The characters you will encounter are amazing as well. The character models are all relatively diverse and you will be hard pressed to find any that look very similar to one another, this includes side characters or even those roaming around town. Now, the character animations in the towns are usually relatively stiff and are truly a shame when you compare that to the enemies. Enemy animation is absolutely amazing and polished, the AI will often have them swinging from the ceiling, running along a wall or other amazing feats you would never expect to see, often causing moments you want to simply stop and take it all in before firing upon them.
With graphics as gorgeous as RAGE’s you would assume that the game would sound just as well as it looks correct? Well your assumption is right on the mark because RAGE would be able to win any award for atmospheric immersion no matter what you place it up against so far this year. The world feels like it is truly alive around you at times with sound effects lining up perfectly with the game’s situations. This is especially true while fighting enemies as they will often makes remarks about your fighting, saying watch out for a certain weapon you are using or yelling in desperation how they are losing the battle.

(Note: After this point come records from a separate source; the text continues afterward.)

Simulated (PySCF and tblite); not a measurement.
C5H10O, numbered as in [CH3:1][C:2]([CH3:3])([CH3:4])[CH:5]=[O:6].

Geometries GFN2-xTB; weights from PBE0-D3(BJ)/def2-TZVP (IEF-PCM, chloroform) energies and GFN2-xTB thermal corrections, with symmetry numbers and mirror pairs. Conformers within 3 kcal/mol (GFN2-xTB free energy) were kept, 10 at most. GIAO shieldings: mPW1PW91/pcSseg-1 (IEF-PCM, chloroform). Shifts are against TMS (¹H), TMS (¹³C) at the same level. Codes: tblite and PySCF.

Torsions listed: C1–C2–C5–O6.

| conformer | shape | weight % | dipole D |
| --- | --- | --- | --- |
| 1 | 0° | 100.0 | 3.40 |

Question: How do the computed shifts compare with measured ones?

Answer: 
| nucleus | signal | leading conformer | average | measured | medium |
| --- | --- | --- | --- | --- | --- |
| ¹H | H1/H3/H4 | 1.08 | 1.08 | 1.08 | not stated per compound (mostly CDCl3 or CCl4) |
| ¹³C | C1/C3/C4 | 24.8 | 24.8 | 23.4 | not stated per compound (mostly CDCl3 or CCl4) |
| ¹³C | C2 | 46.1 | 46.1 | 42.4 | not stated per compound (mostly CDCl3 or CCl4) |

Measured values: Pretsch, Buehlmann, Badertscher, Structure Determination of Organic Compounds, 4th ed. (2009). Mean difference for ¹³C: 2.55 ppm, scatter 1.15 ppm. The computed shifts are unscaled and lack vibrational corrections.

That is nothing compared to the voice acting for RAGE. One of the first characters you meet will have a voice instantly recognizable as star talent, and one that usually doesn’t take much of a role in video games. I won’t spoil it however, as it will be a big surprise to anyone who has heard his work before. The quality continues from there with every character’s voice actor performing splendidly.
At it’s very core, RAGE is a pretty traditional FPS featuring recharging health (though this is at least given storyline context, with Nanotrites repairing the body over time) and plenty of gunfire. Now while this is basic at its core, the actual experience is anything but. The reason for this is that the firefights are always very entertaining and enjoyable as the enemies you encounter have impressive AI and will often fight and respond accordingly to your actions.
It is also quite enjoyable thanks to the fact that your weaponry feels like it has an amazing kick. Sure a weapon can feel powerful by having recoil or doing lots of damage, but in RAGE you will actually see your enemy react to that bullet. Hitting an enemy in the chest will send them falling to the ground, swearing and trying to sit back up and shoot you. Enemies shot in the leg will fall down as their legs get snapped out from under them, armored enemies will retreat as your bullets strip their protective coating. This creates an amazing feeling of power and exhilaration as you watch your enemies retreat for cover as you spray bullets in their direction or fall to the ground after being sprayed with assault rifle bullets and struggle to put one last round in your direction before dying.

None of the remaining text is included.